I’m rather proud of the fact that I have been smoke free for about a year. I quit cold-turkey last year on February 22nd. I feel GREAT about that, I really do, however, I have been placating my oral fixation with snacking a little too much… especially while watching TV. While my year without cigarettes is certainly a lifetime milestone… I have another that is far more earth-shattering and one that my female readers may not relate to and so I don’t encourage you to read on.

That being said, and continuing on my vein (poor choice of words) of trying to offend, embarrass and shock with an irreverent blog, on a Sunday no less, I’d like to share the fact that I can no longer SEE my d*ck.

Recently, while watching a Twilight Zone marathon and drinking a few too many glasses of wine, I had to go to the bathroom. I looked down at the toilet and realized with a shock that I could see directly INTO the toilet, but something was missing. I could no longer see my d*ck! Now mind you, I grew up with a wonderful figure, NEVER had to worry about my weight and ALWAYS had a pleasant visual relationship with my d*ck. But now, I was fumbling with a zipper, groping at my pants and TRYING desperately to locate my “thing” so I could take a basic pee (versus a complicated one).

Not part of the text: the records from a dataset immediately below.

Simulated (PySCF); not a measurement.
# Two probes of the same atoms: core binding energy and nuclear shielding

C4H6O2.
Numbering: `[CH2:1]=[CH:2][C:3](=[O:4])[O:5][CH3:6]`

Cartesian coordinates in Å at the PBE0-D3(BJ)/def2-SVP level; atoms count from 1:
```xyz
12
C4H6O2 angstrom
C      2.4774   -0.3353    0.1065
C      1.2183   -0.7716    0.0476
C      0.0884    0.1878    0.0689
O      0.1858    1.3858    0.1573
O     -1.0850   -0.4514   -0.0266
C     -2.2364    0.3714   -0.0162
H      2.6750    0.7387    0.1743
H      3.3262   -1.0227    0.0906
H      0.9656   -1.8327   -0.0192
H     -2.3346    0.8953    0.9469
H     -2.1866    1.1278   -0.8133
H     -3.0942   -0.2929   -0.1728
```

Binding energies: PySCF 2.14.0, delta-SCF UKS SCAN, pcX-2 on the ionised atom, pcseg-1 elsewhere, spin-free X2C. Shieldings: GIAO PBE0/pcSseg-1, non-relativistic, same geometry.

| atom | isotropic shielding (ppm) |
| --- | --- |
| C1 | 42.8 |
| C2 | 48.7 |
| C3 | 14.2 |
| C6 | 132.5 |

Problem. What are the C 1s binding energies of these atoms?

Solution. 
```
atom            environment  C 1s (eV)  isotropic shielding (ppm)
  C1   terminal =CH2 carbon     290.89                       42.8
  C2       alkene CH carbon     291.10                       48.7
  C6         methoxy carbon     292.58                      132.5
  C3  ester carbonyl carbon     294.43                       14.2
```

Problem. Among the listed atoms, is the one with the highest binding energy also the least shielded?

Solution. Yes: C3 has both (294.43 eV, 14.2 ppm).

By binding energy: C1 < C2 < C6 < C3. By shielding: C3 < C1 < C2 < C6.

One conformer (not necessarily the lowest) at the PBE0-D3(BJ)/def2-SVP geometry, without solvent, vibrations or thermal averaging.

Life is not fair, but I look at the bright side. I realized that while I would LOVE to lose a few pounds so that I could have “direct visual contact” again with my friend, but in the process I have discovered that I can actually look in the reflection of a large print framed in glass that I have hanging over the toilet and do my maneuvering THAT way. PERFECTION.

In summary, I apologize to those that have actually read THIS far either out of curiosity or just plain train wreck disgust, but as I get older I realize that… well… I can get away with saying just about anything because dammit, I earned that right and if you find this offensive then just change the channel… and have a nice day.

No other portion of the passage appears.